Re: [PATCH v3 1/2] perf/core: Share an event with multiple cgroups

From: Namhyung Kim
Date: Sun May 09 2021 - 03:14:10 EST


Hi Peter,

Thinking about the interface a bit more...

On Fri, Apr 16, 2021 at 4:59 AM Peter Zijlstra <peterz@xxxxxxxxxxxxx> wrote:
>
> On Fri, Apr 16, 2021 at 08:22:38PM +0900, Namhyung Kim wrote:
> > On Fri, Apr 16, 2021 at 7:28 PM Peter Zijlstra <peterz@xxxxxxxxxxxxx> wrote:
> > >
> > > On Fri, Apr 16, 2021 at 11:29:30AM +0200, Peter Zijlstra wrote:
> > >
> > > > > So I think we've had proposals for being able to close fds in the past;
> > > > > while preserving groups etc. We've always pushed back on that because of
> > > > > the resource limit issue. By having each counter be a filedesc we get a
> > > > > natural limit on the amount of resources you can consume. And in that
> > > > > respect, having to use 400k fds is things working as designed.
> > > > >
> > > > > Anyway, there might be a way around this..
> > >
> > > So how about we flip the whole thing sideways, instead of doing one
> > > event for multiple cgroups, do an event for multiple-cpus.
> > >
> > > Basically, allow:
> > >
> > > perf_event_open(.pid=fd, cpu=-1, .flag=PID_CGROUP);
> > >
> > > Which would have the kernel create nr_cpus events [the corrolary is that
> > > we'd probably also allow: (.pid=-1, cpu=-1) ].
> >
> > Do you mean it'd have separate perf_events per cpu internally?
> > From a cpu's perspective, there's nothing changed, right?
> > Then it will have the same performance problem as of now.
>
> Yes, but we'll not end up in ioctl() hell. The interface is sooo much
> better. The performance thing just means we need to think harder.

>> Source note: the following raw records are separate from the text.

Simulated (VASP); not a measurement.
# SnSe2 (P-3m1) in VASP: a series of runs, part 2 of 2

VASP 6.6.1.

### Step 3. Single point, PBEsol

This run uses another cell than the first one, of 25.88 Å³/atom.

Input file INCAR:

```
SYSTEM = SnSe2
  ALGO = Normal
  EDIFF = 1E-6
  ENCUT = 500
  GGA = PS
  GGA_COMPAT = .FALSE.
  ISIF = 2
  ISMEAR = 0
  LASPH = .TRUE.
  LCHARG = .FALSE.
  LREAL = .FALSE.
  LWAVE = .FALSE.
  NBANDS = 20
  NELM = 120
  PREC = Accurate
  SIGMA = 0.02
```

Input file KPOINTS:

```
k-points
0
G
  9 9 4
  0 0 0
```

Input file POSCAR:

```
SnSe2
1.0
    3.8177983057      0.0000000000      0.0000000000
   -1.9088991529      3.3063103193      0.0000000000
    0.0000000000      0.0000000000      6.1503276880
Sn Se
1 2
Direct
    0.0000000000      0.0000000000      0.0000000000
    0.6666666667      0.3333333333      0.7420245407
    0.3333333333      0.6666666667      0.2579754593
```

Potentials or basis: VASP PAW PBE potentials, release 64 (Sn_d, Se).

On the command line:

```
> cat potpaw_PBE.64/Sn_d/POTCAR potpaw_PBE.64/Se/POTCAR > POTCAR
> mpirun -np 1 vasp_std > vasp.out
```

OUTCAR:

So I'd like to have vector support for cgroups but it could be
extended later. So open with a flag that it'd accept a vector

fd = perf_event_open(.pid=-1, .cpu=N, .flag=VECTOR);

Then it'd still need an additional interface (probably ioctl) to
set (or append) the vector.

ioctl(fd, ADD_VECTOR, { .type = VEC_CGROUP, .nr = N, ... });

Maybe we also need to add FORMAT_VECTOR and use read(v)
or friends to read the contents for each entry. It'd be nice
if it can have a vector-specific info like cgroup-id in this case.

What do you think?

Thanks,
Namhyung